Rio de Janeiro - Arab Today
Ailing Sun Yang's defence of his 1,500m freestyle Olympic gold foundered in the heats at Rio on Friday, where Michael Phelps remained the star attraction of the Olympic Aquatics Stadium.
Phelps, who took his tally of Olympic gold to 22 on Thursday with his fourth straight victory in the 200m individual medley, had a chance to make it four in a row in another individual event, the 100m butterfly, on Friday night.
In the last individual event of his spectacular Olympic career, Phelps will face a strong challenge from Singaporean Joseph Schooling, the top qualifier, as well as old rivals Laszlo Cseh of Hungary and Chad le Clos of South Africa.
In other finals on the penultimate day of swimming competition, Katie Ledecky seeks a fourth gold of the week in the 800m freestyle, the race that launched her to stardom at the 2012 London Games.

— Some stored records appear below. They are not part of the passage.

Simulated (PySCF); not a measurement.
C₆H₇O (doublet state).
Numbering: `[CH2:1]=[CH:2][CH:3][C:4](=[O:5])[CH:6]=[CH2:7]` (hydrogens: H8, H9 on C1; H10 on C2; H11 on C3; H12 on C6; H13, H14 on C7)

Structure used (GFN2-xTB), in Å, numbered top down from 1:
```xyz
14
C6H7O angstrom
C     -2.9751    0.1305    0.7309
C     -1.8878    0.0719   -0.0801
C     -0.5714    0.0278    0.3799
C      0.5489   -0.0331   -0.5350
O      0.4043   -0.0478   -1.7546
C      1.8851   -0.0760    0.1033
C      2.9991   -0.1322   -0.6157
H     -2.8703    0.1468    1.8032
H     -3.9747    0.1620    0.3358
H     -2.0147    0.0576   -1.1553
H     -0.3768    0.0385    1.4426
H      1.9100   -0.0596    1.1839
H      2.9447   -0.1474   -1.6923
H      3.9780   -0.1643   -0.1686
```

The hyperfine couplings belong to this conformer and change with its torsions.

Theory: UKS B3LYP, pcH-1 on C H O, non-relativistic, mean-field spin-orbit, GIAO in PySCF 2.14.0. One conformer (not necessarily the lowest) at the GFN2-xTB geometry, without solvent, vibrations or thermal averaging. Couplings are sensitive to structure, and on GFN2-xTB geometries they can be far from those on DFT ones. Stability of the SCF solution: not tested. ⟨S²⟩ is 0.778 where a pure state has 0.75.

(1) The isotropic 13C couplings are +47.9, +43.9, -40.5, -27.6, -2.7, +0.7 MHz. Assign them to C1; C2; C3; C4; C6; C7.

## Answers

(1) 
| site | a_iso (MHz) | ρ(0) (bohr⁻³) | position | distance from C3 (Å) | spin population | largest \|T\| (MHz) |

Hungary's Katinka Hosszu vies for a 200m backstroke title that with her 100m back and 200m and 400m medley victories would see her join Kristin Otto as the only women to win four individual swimming golds at one Games. France's World and Olympic champion Florent Manaudou leads the way into the 50m freestyle final.
But Sun and the China team marked the preliminaries. The as he faded badly in the back half of the 1,500m to finish 16th overall in 15:01.97.
"I got a cold, didn't feel very comfortable," said Sun, who set the world record of 14:31.02 at the London Games. "Today my muscles felt very sore after 800 meters.
"People said I would pull out of the heats, but I stuck with it. The result is normal given my condition."
China was also under the spotlight after Chen Xinyi was suspended over failed doping test after finishing fourth in the women's 100m butterfly final on Saturday. She has asked for a second test on her sample and a hearing on the case.
Italy's Gregorio Paltrinieri, who won the world title in Russia last year when Sun, complaining of chest pain, pulled out of the final at the last minute, was taken aback by Sun's performance.
"It was a surprise," said Paltrinieri, who led the way into Saturday's final in 14:44.51. "Since last year when he missed the final we don't know what his condition is in the 1,500m. I feel sorry for him, but maybe his preparation was more for the 200 and the 400."
- US set up Phelps relay finale -
At the other end of the distance spectrum, Denmark's Pernille Blume clocked a personal best of 24.23sec to unexpectedly lead the way into the semi-finals of the women's 50m free.
She was just three-hundredths of a second faster than the 24.26 produced by Great Britain's Fran Halsall in the previous heat.
Aliaksandra Herasimenia of Belarus was third-quickest ahead of Australian Bronte Campbell. Campbell's elder sister Cate was seventh-fastest, both sisters out for redemption after disappointingly failing to medal in the 100m free.
London gold medallist Ranomi Kromowidjojo of the Netherlands tied for eighth-fastest while American Simone Manuel, who shared 100m free gold with Canadian Penny Oleksiak, advanced with the 11th-fastest time.
In the men's 4x100m medley relay heats, the US quartet of David Plummer, Kevin Cordes, Tom Shields and Caeleb Dressell did their job, winning their heat in the second-fastest time overall behind Great Britain to insure that Phelps will have a shot at one last gold in the final on Saturday.
"Got the job done, got the team through where they needed to be, got a good lane for tomorrow," said Plummer. "A DQ would have sucked."
The US women led the way into the final of their 4x100m medley relay ahead of Canada, Denmark, Russia and Australia.